Chapter 5.3, Problem 71E

(a)

To determine

To find: The probability that the sample proportion lies between 0.59 and 0.65.

Answer to Problem 71E

Solution: The probability that a randomly selected sample has proportion between 0.59 and 0.65 is 0.832.

Explanation of Solution

Calculation: The mean of the binomial distribution is calculated as.

$\begin{array}{c}n\times p=500\times 0.62\\ =310\end{array}$

The standard deviation $\left({\sigma }_X\right)$ of the binomial distribution is calculated as,

$\begin{array}{c}{\sigma }_X=\sqrt{np\left(1-p\right)}\\ =\sqrt{500\times 0.62\times 0.38}\\ =10.85\end{array}$

Also,

$\begin{array}{c}n(1-p)=500\times \left(1-0.62\right)\\ =190\end{array}$

As $np$ and $n(1-p)$ are greater than 10, the binomial distribution can be approximated to normal distribution with mean 310 and variance 117.8.

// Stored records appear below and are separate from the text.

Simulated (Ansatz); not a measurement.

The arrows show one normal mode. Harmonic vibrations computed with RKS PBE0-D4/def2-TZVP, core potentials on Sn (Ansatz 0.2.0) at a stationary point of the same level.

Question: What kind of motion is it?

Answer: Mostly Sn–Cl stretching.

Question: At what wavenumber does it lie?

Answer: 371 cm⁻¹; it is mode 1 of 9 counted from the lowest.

Now, obtain the Z-scores for $p_1$ and $p_2$ as shown below,

The Z score for $p_1=0.59$ is calculated as,

$\begin{array}{c}{Z}_{-}=\frac{n{p}_1-np}{\sqrt{npq}}\\ =\frac{500\times 0.59-310}{10.85}\\ =-1.38\end{array}$

The Z score for $p_2=0.65$ is calculated as,

$\begin{array}{c}{Z}_{+}=\frac{n{p}_2-np}{\sqrt{npq}}\\ =\frac{500\times 0.65-310}{10.85}\\ =1.38\end{array}$

Now, calculate the probability that the sample proportion $\widehat{p}$ of those who received nasty messages falls between 0.59 and 0.65 as shown below,

$\begin{array}{c}P\left(0.59\le \widehat{p}\le 0.65\right)=P\left(-1.38\le Z\le 1.38\right)\\ =P\left(Z\le 1.38\right)-P\left(Z\le -1.38\right)\end{array}$

By using the standard normal table, the areas corresponding to probabilities $P\left(Z\le 1.38\right)$ and $P\left(Z\le -1.38\right)$ are 0.916 and 0.084, respectively.

So,

$\begin{array}{c}P\left(0.59\le \widehat{p}\le 0.65\right)=P\left(Z\le 1.38\right)-P\left(Z\le -1.38\right)\\ =0.916-0.084\\ =0.832\end{array}$

Hence, the required probability is 0.832.

(b)

To determine

To find: The probability that the sample proportion lies between 0.87 and 0.93.

Answer to Problem 71E

Solution: The probability that a randomly selected sample has proportion between 0.87 and 0.93 is 0.974.

Explanation of Solution

Calculation: The mean of the binomial distribution is calculated as.

$\begin{array}{c}n\times p=500\times 0.90\\ =450\end{array}$

The standard deviation $\left({\sigma }_X\right)$ of the binomial distribution is calculated as,

$\begin{array}{c}{\sigma }_X=\sqrt{np\left(1-p\right)}\\ =\sqrt{500\times 0.9\times 0.1}\\ =6.7\end{array}$

Also,

$\begin{array}{c}np(1-p)=500\times 0.9\times \left(1-0.9\right)\\ =45\end{array}$

As $np$ and $np(1-p)$ are greater than 10, the binomial distribution can be approximated to normal distribution with mean 450 and standard deviation 6.7.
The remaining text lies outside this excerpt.